7/5/2013: Ten days now with no response. I try:

Hi Lisa, can you let me know if you are not going to reply to the email below? It’s now been more than 2 weeks (OK, it was 10) since I first asked for help with reducing the scope of the request.

7/12/2013, she’s working on it. 

Dear Mr. Harbaugh-

The office is working on an estimate for part a) of your request.

The office is unaware of a way to provide you with a subset of the documents requested in part b) of your request under the hour limit.  However, you are welcome to submit a new public records request for the documents you suggest below. 

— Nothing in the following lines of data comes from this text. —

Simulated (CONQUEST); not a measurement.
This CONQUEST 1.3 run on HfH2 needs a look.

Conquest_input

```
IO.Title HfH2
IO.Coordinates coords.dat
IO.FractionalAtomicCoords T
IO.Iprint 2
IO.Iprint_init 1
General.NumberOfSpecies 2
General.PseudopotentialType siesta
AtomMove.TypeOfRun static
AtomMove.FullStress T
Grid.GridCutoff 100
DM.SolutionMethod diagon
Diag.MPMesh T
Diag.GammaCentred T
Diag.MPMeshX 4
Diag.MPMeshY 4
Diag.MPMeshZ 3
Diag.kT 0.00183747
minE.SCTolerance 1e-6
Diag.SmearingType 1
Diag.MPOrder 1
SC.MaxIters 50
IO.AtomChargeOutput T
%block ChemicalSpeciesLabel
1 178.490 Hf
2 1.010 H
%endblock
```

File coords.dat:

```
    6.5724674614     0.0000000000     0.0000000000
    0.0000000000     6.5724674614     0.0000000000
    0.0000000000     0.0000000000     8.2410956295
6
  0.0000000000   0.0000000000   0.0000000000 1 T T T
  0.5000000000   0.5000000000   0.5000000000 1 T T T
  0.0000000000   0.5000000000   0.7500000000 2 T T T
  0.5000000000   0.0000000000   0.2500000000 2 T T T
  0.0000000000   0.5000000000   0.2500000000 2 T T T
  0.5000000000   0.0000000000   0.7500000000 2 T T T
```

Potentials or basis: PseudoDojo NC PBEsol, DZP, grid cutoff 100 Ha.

7/18/2013: Dave Hubin has told me that Thornton does the best she can, but it’s a real problem working with Geller’s office, and she does not control his fee estimates or delays. So I try:

 Hi Ms Thornton –  

Any progress on this estimate? It’s seems like a simple request, really I just need a name from the General Counsel’s office. But’s its now been more than 3 weeks. 

Is the hold-up in Randy Geller’s office?

7/24/2013:  Still no response. Fifty days since the original request and I still can’t even an estimate on the cost of getting the name of the person in Geller’s office who is in charge of monitoring the bills from Sharon Rudnick, which are now approaching $750K.

Anyone got any suggestions on what to try next?

Ducks now more transparent than Johnson Hall

8/7/2013: Want to get a copy of the Duck game contracts? Less than 24 hours turnaround, and no fee:

Nicholls State Game Contract
Requester: Stites, Sam
Organization: Register Guard
Initial Request Date: 08/06/2013Status: Records Provided
Request Completion Date: 08/06/2013
a request for the “football game contract” or other similar document or documents between the University of Oregon and Nicholls State for the game scheduled August 31, 2013, that includes the terms and conditions, compensation, officials and telecast agreement for the game.

Want to get a copy of the contracts and job descriptions for Lorraine Davis and Jim Bean? It’ll take weeks. Want to find out how/if Randy Geller’s office is auditing the $100,000’s in HLGR invoices? All told I’ve now been waiting 2 months for info on this. What are they hiding?

Dear Ms Thornton and Mr. Geller: 

Thank your for the response below. 

It seems entirely unreasonable for UO to charge $322.12 just to release the name of the person in Randy Geller’s office that is responsible for monitoring HLGR invoices, though after 50 days on this one request, I do get the idea that it must be a sensitive question. 

So, please just send me the most recent public record that is responsive to my 6/4/2013 request for  

“any audits done by the UO General Counsel’s office, and any documents showing questions about rates, expenses, work effort, time-keeping or other similar issues, and their resolution, for invoices submitted for this work by HLGR.” 

Surely that can’t take more than an hour.